Part of this extends to the more intimate residence spaces of relationships where women are expected to cook daily for their partners, do laundry on weekends and service the needs of the partner ahead of their studies. All the while the boyfriend is studying in the library or participating in extramural activities because he is certain that his needs are being taken care of. Such is the continuing pervasive patriarchal dominance in our institutions of higher learning.

READ MORE: South Africa’s killer men, smiling and unfazed

What is behind this crisis? Is the education project failing? Should we expect more from students born from this society of intergenerational abuse and degradation of women? The university is no holy cow. Even though there seems to be agreement that the first university in the world was founded by a woman, Fatima al-Fihri, in Fez, Morocco. This was in 859 AD and the institution continues to operate as the University of Al Quaraouiyine. No doubt Fatima was a colossal pioneering intellectual of her time.

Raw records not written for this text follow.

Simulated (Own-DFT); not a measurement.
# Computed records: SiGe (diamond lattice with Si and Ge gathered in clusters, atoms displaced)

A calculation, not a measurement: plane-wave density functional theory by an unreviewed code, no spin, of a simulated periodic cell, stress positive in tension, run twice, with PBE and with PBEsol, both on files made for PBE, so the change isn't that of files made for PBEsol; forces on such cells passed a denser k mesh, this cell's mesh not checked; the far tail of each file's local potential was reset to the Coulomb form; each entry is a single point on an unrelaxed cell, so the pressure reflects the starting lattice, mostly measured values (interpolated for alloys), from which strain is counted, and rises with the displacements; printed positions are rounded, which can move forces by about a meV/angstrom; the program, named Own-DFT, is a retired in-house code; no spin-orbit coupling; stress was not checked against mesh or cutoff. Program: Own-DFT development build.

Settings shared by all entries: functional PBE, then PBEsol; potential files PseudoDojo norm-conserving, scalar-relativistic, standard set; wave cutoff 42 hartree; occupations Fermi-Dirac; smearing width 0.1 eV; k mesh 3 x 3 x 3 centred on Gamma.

However, much of the academia that dominates the world over has borrowed much of its existence from European universities, founded as enclaves of masculinity nurturing and the creation of a racist and sexist body of knowledge.

Take the University of Bologna founded in 1088. It was not until the 1700s that the first woman would be accepted as a student. Reflecting on this Giuseppina Maltoni writing in 2013 asserted that women in Italy, just three centuries ago, had no social and cultural rights.

Oxford University, the oldest English-speaking university officially founded in 1167, passed a statute to admit women into full membership only in 1920. Yes, the ever prestigious Oxford took almost 800 years to accept women as equals to men. This paved way for some degrees to be backdated as some women had sat for exams, passed even with distinction but could not be conferred the degrees. But the backdating was not that far, it was merely to 1877. This is the true nature and foundation of the university — a place so masculinity, so butch and so slow to transform. It now seems futile to pose the question: is the education project failing? It seems the education project has generally always failed when it comes to humanising society. But we dare not let this stop us from making serious demands to our institutions. A friend of mine said to me “what I am seeing is one gender failing to accept another” in these universities. He was at pains attempting to understand what is to be done?

There are no easy answers.

But the first part is for our vice-chancellors to come out to the nation and confess that they are leading institutions that are haunted by perilous cultures that need to be dealt with soon. These cultures pierce themselves through in many ways. They are felt by female academics struggling to gain promotion. They are felt by women being paid different to their male counterparts. They are felt by women seeking to go on maternity leave being presented with impossible demands. They are felt by women who feel they cannot take advantage of working through the night because their safety is not guaranteed. 

The university councils and managements can no longer treat the cultures (overt and subliminal) that oppress women as mere incidents that troubleshoot from time to time. Our universities embody these cultures in the manner in which they react to the suffering of women.

READ MORE: Strike down rape culture

Matters are either swept under the carpet with underhanded deals worked out to secure the silence of affected women or there is great lethargy and laxity in institutional responses. This victimises women further and creates uncaring institutions.

Many men have been asking “what is rape culture?” I think I just attempted to answer. Put more explicitly rape culture in universities refers to a condition where the violation of women bodies happens in an environment that is almost disinterested and incapable of ensuring that there are consequences for such violations.

Our universities appear to be failing to transform positively the thinking of young men that walk through the corridors and imbibe education in the lecture halls. Perhaps, the bigger crisis is that our universities are refusing proposals for epistemic disruption towards more transformative and decolonial forms of education that put at their centre the humanisation of society. Some call this a need for transgressive learning. A story for another day.

But here and now we must tell our universities to stop being killing fields of women’s bodies, minds and spirits.